DISQUS

Technology Liberation Front: The Technology Liberation Front » Archive » Cell Phone Contracts & Contradictions

  • Don Marti · 1 year ago
    Counterexample: Pre-breakup AT&T wasn't allowed to license Unix to customers, so the variety of Unix options on the market was huge.
  • MikeT · 1 year ago
    It would be better to have a policy in place that says that if Apple does not get a written contract with its users, it cannot render their phone unusable based on a user's relationship with AT&T. Meaning that if Apple doesn't have a written contract with me that I signed at the Apple Store, and my plan runs out after a year, and I want to use my iPhone as a more capable iPod Touch, Apple cannot just shut off my property.
  • MikeT · 1 year ago
    Or cripple it.

    I don't object to them refusing to activate it without a service, what I object to is the idea that if you get it activated one way or another, and they didn't have a written contractual agreement with you on how you would use it, they cannot legally cripple or shut off your property.
  • MikeT · 1 year ago
    cannot should be "should not be able to"
  • Cory Doctorow · 1 year ago
    As Tim Wu has pointed out, if there's a positive externality (more ready access to more powerful handsets) that arises from handset subsidy, then exactly the same externality could arise from phones sold on the installment plan -- without forcing consumers to accede to having their most personal technology locked against them.

    The problem with handset locking is that it requires enforcement -- at public expense -- to prevent handset unlocking. It's not a "natural market" -- it's one that requires extraordinary incursions into the marketplace by government. It asks a regulator to place a heavy thumb on the scales in favor of this model.
  • cordblomquist · 1 year ago
    Cory, I agree that customers could derive the same benefits from installment plans, but would such plans work in the market alongside phones tied to contracts?

    Imagine customers are faced with these choices:

    1) An $800 iPhone that requires $199 down payment and 24 monthly payments of $25. This phone is not tied to a plan.

    2) A $199 iPhone that is tied to a $60 a month data plan.
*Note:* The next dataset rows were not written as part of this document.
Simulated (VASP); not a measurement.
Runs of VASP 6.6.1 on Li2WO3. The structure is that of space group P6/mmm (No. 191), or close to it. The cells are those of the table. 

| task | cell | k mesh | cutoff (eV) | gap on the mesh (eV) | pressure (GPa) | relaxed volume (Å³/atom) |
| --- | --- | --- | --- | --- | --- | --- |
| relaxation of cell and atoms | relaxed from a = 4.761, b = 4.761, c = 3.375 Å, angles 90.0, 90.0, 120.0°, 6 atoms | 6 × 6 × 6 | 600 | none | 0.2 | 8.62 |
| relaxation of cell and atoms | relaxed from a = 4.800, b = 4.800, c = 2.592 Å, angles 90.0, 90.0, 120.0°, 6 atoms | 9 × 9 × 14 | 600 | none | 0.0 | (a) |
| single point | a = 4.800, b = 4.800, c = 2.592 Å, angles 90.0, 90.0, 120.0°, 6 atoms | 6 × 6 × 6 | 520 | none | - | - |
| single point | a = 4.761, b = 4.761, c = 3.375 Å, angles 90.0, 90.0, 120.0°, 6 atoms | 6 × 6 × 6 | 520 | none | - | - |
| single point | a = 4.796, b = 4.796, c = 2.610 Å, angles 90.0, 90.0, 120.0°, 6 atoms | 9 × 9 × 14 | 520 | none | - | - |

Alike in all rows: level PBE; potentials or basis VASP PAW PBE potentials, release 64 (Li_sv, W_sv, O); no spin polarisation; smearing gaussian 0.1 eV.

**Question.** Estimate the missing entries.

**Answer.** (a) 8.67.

    I think the average consumers is still going to go for the second option simply because it seems cheaper. Voice and data plans for the phone are going to run around $50 anyway, so few customers would see the advantage of paying $25 + $50 when they could pay $60 per month and not be faced with the intimidating $800 price tag.

    Even if the phone were cheaper and it worked out that a monthly plan was worse for consumers many might still opt for the phone married to the contract because they aren't met with an initial price tag that's so high.

    I agree with you that the government should not be propping up failed anti-unlocking schemes. DRM, anti-unlocking software, and other such restrictions placed on technologies in order to get them to jive with existing business plans should be allowed in a free-market, but government should not come to the rescue of Apple when it’s schemes fail just as it shouldn’t prop-up the DRM on Blu-Ray players or anything else.

    I think DRM is going to go the way of the dinosaur along with DHM—digital handset management. But shouldn’t we let it do so on its own? I believe that the market will find its way to open cell phones, but I think there could also be a place for DHM devices for many years to come. Why not let all market niches be filled instead of demanding that everyone conform to the business model that best suites the needs of the uber-geeks?